The bodies of the slain men had not been buried. The half-breeds dragged them off the road, and the "renegades" dragged them back on. The bodies of the two husbands were put under the church, but the half-breeds were not allowed to move the others. Later the Indians set fire to the church, and they heard the bodies were burned beyond recognition.
On Easter Sunday there was a thunderstorm, The Indians said they saw in the heavens a church and a man on a large black horse. The man's arm was out, and he looked angry. They said God must be angry with them for doing such a thing.
On April 6 there was excitement among the Indians. They were dressed in full war attire - naked except for a girdle about their waists, painted and wearing headdresses of feathers. Those who had killed a white wore quills - one for every man slain. They carried tomahawks, clubs and guns. At the command to head for Fort Pitt, they forced some half-breeds and squaws to accompany them.
On April 15, the Indians returned victorious. They had captured Fort Pitt, killed the policeman (Cowan), taken prisoners, and allowed the police to escape downriver - without losing any of their men, they said. The prisoners brought in were Mr. and Mrs. Quinney, the McLeans and the Manns.
Camp was moved about two miles from Frog Lake. The new camp was built in a circle with the center for dancing. Donaire wore some of her husband's clothing and laughed in her face about it. He wouldn't give her any of the garments to wear. She and Mrs. Delaney were to do the baking. They lived on bannock and bacon for two months, and were thankful for it. The sight of a whole rabbit in a pot spoiled her appetite. There were fifteen in the tent to cook for, besides the Indians, who came about thirty at a time. Mrs. Gowanlock and Mrs. Delaney also cut wood, carried water, and sewed for Pritchard's nine children. She was to see her treasured family keepsakes played with and broken, and photographs torn up.

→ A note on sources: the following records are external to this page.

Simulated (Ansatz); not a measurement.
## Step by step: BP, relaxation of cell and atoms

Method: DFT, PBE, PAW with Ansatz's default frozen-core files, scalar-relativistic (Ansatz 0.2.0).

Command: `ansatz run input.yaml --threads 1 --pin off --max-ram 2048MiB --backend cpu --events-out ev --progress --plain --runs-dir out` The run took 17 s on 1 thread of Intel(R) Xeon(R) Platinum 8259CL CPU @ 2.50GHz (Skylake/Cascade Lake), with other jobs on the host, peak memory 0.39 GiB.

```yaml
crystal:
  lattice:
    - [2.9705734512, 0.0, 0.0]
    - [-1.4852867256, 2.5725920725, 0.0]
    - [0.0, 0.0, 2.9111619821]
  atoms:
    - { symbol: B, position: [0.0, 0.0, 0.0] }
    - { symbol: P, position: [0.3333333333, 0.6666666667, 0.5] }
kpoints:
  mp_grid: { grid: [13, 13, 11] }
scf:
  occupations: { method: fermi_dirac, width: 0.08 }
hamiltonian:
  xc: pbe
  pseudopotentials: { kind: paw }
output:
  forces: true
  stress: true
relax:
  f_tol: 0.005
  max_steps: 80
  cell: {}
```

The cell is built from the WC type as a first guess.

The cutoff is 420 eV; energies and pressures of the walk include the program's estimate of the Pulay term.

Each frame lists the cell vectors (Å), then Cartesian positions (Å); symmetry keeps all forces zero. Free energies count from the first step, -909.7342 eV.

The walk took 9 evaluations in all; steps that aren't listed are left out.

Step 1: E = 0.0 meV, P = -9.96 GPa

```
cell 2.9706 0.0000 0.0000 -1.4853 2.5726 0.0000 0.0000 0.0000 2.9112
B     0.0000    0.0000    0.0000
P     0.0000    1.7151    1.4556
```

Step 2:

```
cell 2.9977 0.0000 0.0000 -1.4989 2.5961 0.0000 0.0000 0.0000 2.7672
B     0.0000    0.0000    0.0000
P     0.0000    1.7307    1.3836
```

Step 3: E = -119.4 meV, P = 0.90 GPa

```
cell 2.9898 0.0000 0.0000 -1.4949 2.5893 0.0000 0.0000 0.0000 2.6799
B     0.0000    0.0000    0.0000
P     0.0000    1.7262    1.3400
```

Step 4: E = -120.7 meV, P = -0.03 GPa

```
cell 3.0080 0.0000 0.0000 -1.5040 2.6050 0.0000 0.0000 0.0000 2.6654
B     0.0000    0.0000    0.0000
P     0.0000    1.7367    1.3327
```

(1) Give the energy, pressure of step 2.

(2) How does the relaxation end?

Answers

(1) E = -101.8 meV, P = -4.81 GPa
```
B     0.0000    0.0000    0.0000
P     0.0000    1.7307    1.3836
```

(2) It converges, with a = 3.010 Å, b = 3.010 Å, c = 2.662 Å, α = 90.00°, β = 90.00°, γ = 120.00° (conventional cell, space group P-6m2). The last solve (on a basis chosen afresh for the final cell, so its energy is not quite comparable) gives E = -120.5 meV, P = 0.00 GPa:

After the Fort Pitt incident one Indian found the glass eye of Stanley Simpson, a prisoner. He brought it back for another Indian, who was blind in one eye. Big Bear's daughter-in-law died. She was wrapped in a blanket and put into a hole with sacks of beans and flour placed on top, so she couldn't get out. All this was covered with earth and watched for some time.
Little Poplar dressed in women's clothing and whipped those who lagged in the dancing. The white women were invited to a "dog feast" but declined. One day an old, insane squaw was killed because the Indians were afraid of her. She had told them to kill her before sundown or she would eat up the whole camp. She was tied and carried to a hill, where a half-breed struck her on the head and an Indian shot her three times in the head. Then her head was cut off and set on fire.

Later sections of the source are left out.